Presentation: Fearless AWS Lambdas
What You’ll Learn
- Gain practical knowledge about experiences running JVM-based Applications on AWS Lambda.
- Learn about some of the performance numbers and metrics captured from running on a serverless platform.
- Understand best practices and hear recommendations on how to effectively leverage cloud serverless function.
Abstract
The modern Java Virtual Machine (JVM) is the culmination of millions of hours of expert engineering, and is the foundation on which enormous portions of the digital landscape are built. However, as a runtime for AWS Lambda functions, the JVM is often derided as being a poor fit for an ephemeral world. The truth of the matter is that the JVM is an excellent choice of runtime for a wide range of AWS Lambda use cases, and developers need not even constrain themselves to just the Java language to use it.

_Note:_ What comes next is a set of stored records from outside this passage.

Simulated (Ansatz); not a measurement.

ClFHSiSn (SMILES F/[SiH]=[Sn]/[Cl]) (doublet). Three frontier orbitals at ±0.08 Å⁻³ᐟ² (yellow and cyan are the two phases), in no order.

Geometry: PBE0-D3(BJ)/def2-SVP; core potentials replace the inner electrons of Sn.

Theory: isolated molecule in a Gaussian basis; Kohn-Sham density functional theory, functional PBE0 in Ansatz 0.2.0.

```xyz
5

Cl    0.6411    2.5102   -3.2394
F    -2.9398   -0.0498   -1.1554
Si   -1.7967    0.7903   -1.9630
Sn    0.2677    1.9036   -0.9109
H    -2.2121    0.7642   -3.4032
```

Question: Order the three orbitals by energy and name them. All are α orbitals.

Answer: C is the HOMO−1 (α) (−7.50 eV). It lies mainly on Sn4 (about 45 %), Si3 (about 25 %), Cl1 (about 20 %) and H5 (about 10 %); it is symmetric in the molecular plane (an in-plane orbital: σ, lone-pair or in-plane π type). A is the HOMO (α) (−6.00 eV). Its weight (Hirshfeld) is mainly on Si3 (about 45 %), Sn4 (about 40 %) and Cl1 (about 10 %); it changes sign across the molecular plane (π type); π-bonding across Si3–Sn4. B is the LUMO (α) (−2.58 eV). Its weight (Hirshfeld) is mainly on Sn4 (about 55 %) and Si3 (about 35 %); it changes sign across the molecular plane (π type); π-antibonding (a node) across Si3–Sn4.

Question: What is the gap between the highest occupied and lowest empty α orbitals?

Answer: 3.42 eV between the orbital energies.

In this talk, John Chapin gives an overview of the JVM runtime for AWS Lambda, as well as a comprehensive look at JVM-based Lambda performance across a range of use cases. He outlines a set of criteria to help architects and engineers decide whether or not to choose the JVM over the other runtime options. He also gives strategies, tips, and examples for developing efficient, performant AWS Lambda functions in a variety of JVM languages, including Java, Clojure, and Scala.
QCon: What's the big thing you have to be aware of when running Java on AWS Lambda, and how do you address that in your talk?
John: You have to be very cognizant of the cold-start initialization behavior of your application (and the underlying runtime) versus the warm-start behavior of your application (and that runtime).
Both the beauty (and the challenge) of a platform like Lambda is you give up control. As we moved along this path, where we went from running on premise (where we did everything from bare metal on up) to a managed functions as a service platform, we're losing dials and losing opportunities to control the behavior of the runtime. So with Lambda, we only have a couple of knobs left to turn to adjust the behavior of the runtime. The thing that affects Java the most is of course artifact size.
As Java developers, we are used to just plugging the library that we need into a pom file, and it downloads. So I go into some detail about how to be circumspect and conscious of your application dependencies.
QCon: What about issues around JVM warming. With AWS Lambda having an ephemeral JVM, how do you address that cold-start problem?
John: The good news is that the platform itself only undergoes cold starts when it needs to create a new container. For example, like the first time you run your Lambda, reconfigure your lambda, or maybe when you scale out, you will see it. What we see (and we have a lot of data on this) is that it tends to be four to six hours before you have to have a cold start.
[If you're running a fairly regularly invoked lambda function (and not having a ton of failing behavior), you may only actually pay that cold start penalty a few times a day. If you're doing something in the execution of your Lambda function that's even marginally complex, this is usually enough to see the performance of the JVM drastically exceed that of a Node or Python. By the way, I'll caveat that statement by saying Python not using some of it's C/native library stuff. So so do the math. We'll talk about how to do that and how to go into some detail about how the benchmark standards because the platform is very very hard.
QCon: How much configuration do you have over the JVM when you're running on Lambda?
John: You have you have no control over any of the runtime parameters of the JVM, other than you can set the memory allocated for a Lambda and the max heap for the JVM is 85 percent of that.